Back
Mount Shasta

September 1986
14162' 

     Mike, Barry and myself decided to climb Mount Shasta which is about 250 miles north of Vallejo where Barry and I were living. (Mike was living in nearby Susiun). We managed to get pretty blitzed on the way and spent the night sleeping next to the road on the mountain. The next morning we went into town for breakfast, probably in Mount Shasta. The climb started with hangovers all around which doesn't bother me I'm used to climbing with one but it really slowed down Mike and Barry.
     We decided to start the climb from the old ski area which had been closed years before by avalanche. It turned out it would have been better to start from Bunny Flats where we ended upcoming out. We ended up having to climb over a Sargents Ridge to get into the proper drainage. The ridge was volcanic scree which seemed to make the climb one step up and slide back down most of  that one step. Besides that  the scree was very abrasive on my new boots. After laboring over the ridge we dropped into Avalanche Gulch and made a camp in the rocks at around 10,000'. There was supposedly a small lake called Helen Lake in the area but we didn't see it .
     The next morning we joined the throngs heading up the heart towards the summit. The two snow chutes outlined a heart shaped rock area hence the name. Mike and I had crampons but Barry and most people didn't. Unfortunately this forced most of them onto the rocks which they dislodge with regularity. Someone would yell rock and you'd look up to see a rock careening down at you, which you had to avoid by any means possible. I felt like we were targets in a shooting gallery. When we reached the the top of the heart we were near thumb rock and the Konwakiton Glacier. It was the first glacier I had ever been close to and even though it was very small it was impressive. The ice cliffs and crevasses convinced me to stay off it.

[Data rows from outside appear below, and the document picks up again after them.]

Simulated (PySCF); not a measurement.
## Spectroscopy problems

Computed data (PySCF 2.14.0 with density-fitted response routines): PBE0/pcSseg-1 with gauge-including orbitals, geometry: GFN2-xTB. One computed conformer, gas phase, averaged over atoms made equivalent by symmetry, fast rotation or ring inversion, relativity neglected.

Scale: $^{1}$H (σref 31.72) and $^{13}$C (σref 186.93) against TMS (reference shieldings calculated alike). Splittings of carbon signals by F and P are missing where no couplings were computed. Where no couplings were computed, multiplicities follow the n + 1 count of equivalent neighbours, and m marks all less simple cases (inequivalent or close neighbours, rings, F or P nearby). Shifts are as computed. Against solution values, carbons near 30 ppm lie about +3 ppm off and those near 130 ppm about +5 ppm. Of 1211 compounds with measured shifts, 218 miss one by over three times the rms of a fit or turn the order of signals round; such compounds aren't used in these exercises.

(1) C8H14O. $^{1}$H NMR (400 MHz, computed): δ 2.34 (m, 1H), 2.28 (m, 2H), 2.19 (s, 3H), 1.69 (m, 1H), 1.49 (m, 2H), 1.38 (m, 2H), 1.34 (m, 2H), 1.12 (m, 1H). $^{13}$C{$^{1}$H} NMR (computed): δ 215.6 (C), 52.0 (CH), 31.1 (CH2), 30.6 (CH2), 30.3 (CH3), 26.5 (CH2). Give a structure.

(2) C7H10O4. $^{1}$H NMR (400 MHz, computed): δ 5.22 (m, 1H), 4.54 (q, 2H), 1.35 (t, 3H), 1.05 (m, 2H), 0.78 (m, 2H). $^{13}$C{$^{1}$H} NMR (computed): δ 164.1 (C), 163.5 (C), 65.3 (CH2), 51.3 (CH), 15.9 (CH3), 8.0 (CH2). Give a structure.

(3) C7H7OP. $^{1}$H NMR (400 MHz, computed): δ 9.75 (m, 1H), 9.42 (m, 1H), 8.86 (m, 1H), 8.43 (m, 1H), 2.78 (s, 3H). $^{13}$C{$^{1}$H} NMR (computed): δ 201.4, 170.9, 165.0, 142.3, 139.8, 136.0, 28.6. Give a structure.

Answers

     Above the heart was Red Banks where we found a gully to follow to the top. Above Red Banks we passed the head of the Whitney Glacier and followed along a relatively low pitched plateau towards the summit block. The area was covered with sun cups which slowed me down a little climbing in and out of them. Actually I couldn't get much slower, Mike finally pushed ahead on his own. Just about everybody passed me except for a woman who was climbing with her son. She had a bad case of altitude sickness and was stopping frequently to dry heave. I was worried about her, I had a headache and slight dizziness but hadn't reached the third stage which is vomiting. She could have gone into the final stages which can be pulmonary or cerebral edema. At that point the only thing to do is to head back down or die. After reaching the top of the Whitney Glacier the view was getting good with Mount Shastina rising from one side of the glacier and Mount Shasta on the other. Shasta is almost a perfect volcanic cone except for 12,330' Shastina.
     The map shows a spring near the summit but it's a good thing I didn't need water because it is a sulfurous hot spring. From the spring the route climbs steeper to the summit where Mike had been waiting for me for hours. Barry had turned back somewhere around Red Banks. Most the people had summited and headed down by the time I got there but there was still someone left to take our picture on top, he was waiting for his mother. There had probably been over a  hundred people on top that day and I was second from the last. To her credit the guys mom showed up while we were there, and I though I had tenacity. We headed down and when we got to the snow chute by the heart we came across a fast way down. So many people had slid down on their butts that they had formed a trough that was hardening as the sun set. I was like a bob sled run or half pipe with the walls about armpit height while sitting. Ice axes came in handy for braking to reduce speed occasionally and we screamed down hundreds of feet in elevation in minutes.
     We found Barry back in camp as light was fading and spent the night the same place we had spent it the night before. One thing I learned on Shasta was if their is water running through the snow areas in the evening you had better fill up if you needed some because it wont be running in the morning. The next morning we hiked down Avalanche Gulch and out Bunny Flats. That's about all I recall thinking back on the trip in April of 2004.